Tennessee history proves that laws about who votes and how they’re allowed to can affect us far into the future
Karen Camper of Memphis is a friend of mine and a board member of Tennessee History for Kids. She’s also a veteran of the U.S. military, which is one reason she and I understand each other.
Karen is also African American and a member of the Tennessee General Assembly. This combination would have been unlikely as recently as 1965, but that was the year President Lyndon Johnson signed the Voting Rights Act into law.
The reasons this law changed the election of African Americans to the Tennessee State House are fairly hard to explain, but the law made a huge difference. Let me try.
Under the 14th Amendment to the U.S. Constitution, the right to vote was (theoretically) extended to former slaves. Sampson Keeble, who was born into slavery in Rutherford County, became the first Black man in the General Assembly when he was elected from Davidson County in 1872.
During the next two decades, 13 more African Americans were elected to the Tennessee State House. Among them were Thomas Cassels of Shelby County, the attorney who represented Ida B. Wells in her lawsuit against the Chesapeake & Ohio Railroad, and Samuel McElwee of Haywood County, who was re-elected multiple times.

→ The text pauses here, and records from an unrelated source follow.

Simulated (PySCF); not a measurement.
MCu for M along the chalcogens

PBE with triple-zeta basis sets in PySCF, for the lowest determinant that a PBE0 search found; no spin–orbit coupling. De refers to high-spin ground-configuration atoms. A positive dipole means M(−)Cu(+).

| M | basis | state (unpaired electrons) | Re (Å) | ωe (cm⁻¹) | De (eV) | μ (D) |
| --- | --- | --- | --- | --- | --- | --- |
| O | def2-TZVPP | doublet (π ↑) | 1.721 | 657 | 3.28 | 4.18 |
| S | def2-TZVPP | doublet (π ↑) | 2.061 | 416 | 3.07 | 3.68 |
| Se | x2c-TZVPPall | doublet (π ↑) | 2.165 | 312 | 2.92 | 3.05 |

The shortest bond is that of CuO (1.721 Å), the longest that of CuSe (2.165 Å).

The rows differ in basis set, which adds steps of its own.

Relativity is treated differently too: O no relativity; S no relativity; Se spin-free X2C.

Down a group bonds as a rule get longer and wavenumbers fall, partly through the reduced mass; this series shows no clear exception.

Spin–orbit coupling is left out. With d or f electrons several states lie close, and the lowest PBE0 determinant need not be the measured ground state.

However, by 1890, voting laws were changed, “purifying” Tennessee’s ballot box (in the vernacular of the news media and several generations of Tennessee history textbooks). As I understand it, these laws fall into three categories.
The best-known of these changes was a tax on voting, known as the poll tax. The poll tax was authorized by the Tennessee Constitution of 1870 but was not put in place until 1889. At a time when Tennessee had no sales tax, the poll tax was an important revenue measure that raised money for public schools. It also had the (fully intended) effect of discouraging poor people (Black and white) from voting.
A second change was known as the Dortch Law when it was first passed in 1889, although it would be altered and tweaked many times over the years. This infamous piece of legislation was named for State Rep. Josiah Dortch of Fayette County (one of the first graduates of Nashville’s Vanderbilt University, by the way). The Dortch Law effectively required a voter to be able to read a ballot, as opposed to turning in a ballot that had already been filled out for the voter (which had been the case prior to that time). Furthermore, in its original version, the Dortch Law allowed poll workers to help white voters read their ballots but not Black voters.
This bust of Rep. Sampson Keeble sits in the rotunda of the Tennessee State Capitol
The Dortch Law explains why early civil rights workers (trained in places such as the Highlander Folk School) spent so much time teaching people how to read. After all, a person who couldn’t read couldn’t vote. The idea behind the Dortch Law also illustrates why literacy is a very empowering skill.
However, as important as the poll tax and Dortch laws were, I’ve become convinced that the third change to voting laws in 1889 was the most important of all. It had to do with the way district lines were drawn in heavily popu lated counties such as Shelby and Davidson.
In the 1880s, Shelby and Davidson counties had larger numbers of African American residents. Each also had enough people to justify several House districts, and in the 1880s, each county had about five or six separate districts (much like each county has multiple House districts today).
However, in 1889, the General Assembly passed a bill that allowed both Shelby and Davidson counties to get rid of their separate geographic districts and, instead, to lump all of their districts together into county-wide “multi-member” districts. So, instead of having separate House districts, both counties were represented by people elected “at large” by the entire county.
The logic of this is pretty clear in hindsight. With Davidson and Shelby counties divided into separate geographic districts, it was inevitable that one or more of those districts would be majority Black and would, therefore, elect an African American representative. But if those counties elected a “ticket” of House members at large, it would be very unlikely that an African American would win.
Under a system that replaced separate geographic districts with county-wide “multi-member” districts in Shelby and Davidson counties, establishment groups chose “tickets” of men who campaigned together.
Thanks to this system, neither Davidson nor Shelby County elected an African American to the General Assembly for three-quarters of a century. Typically, the way it worked was that the Democratic Party establishment, chamber of commerce and newspaper editors got together and chose a “ticket” of a half-dozen men who campaigned together (although there wasn’t much campaigning that needed to be done under this system).
In 1964, on the eve of the passage of the national voting rights act, A.W. Willis of Shelby County was elected as one of Shelby County’s representatives. In 1965, he was the only Black member of the 99-member Tennessee House.
There are many parts of the Voting Rights Act of 1965, and the many state laws that were passed because of it probably fill quite a few law school lectures. As a result of the national law, Tennessee got rid of the “multi-member” districts in Shelby and Davidson counties and created separate districts. That’s why there were six African American House members elected in November 1966 (three from Shelby County, two from Davidson and one from Knox). At least one of these six members of the “Class of ’66” is still alive, that being Bob Booker of Knoxville, who writes and speaks about various subject as part of the Knoxville History Project (knoxvillehistoryproject.com).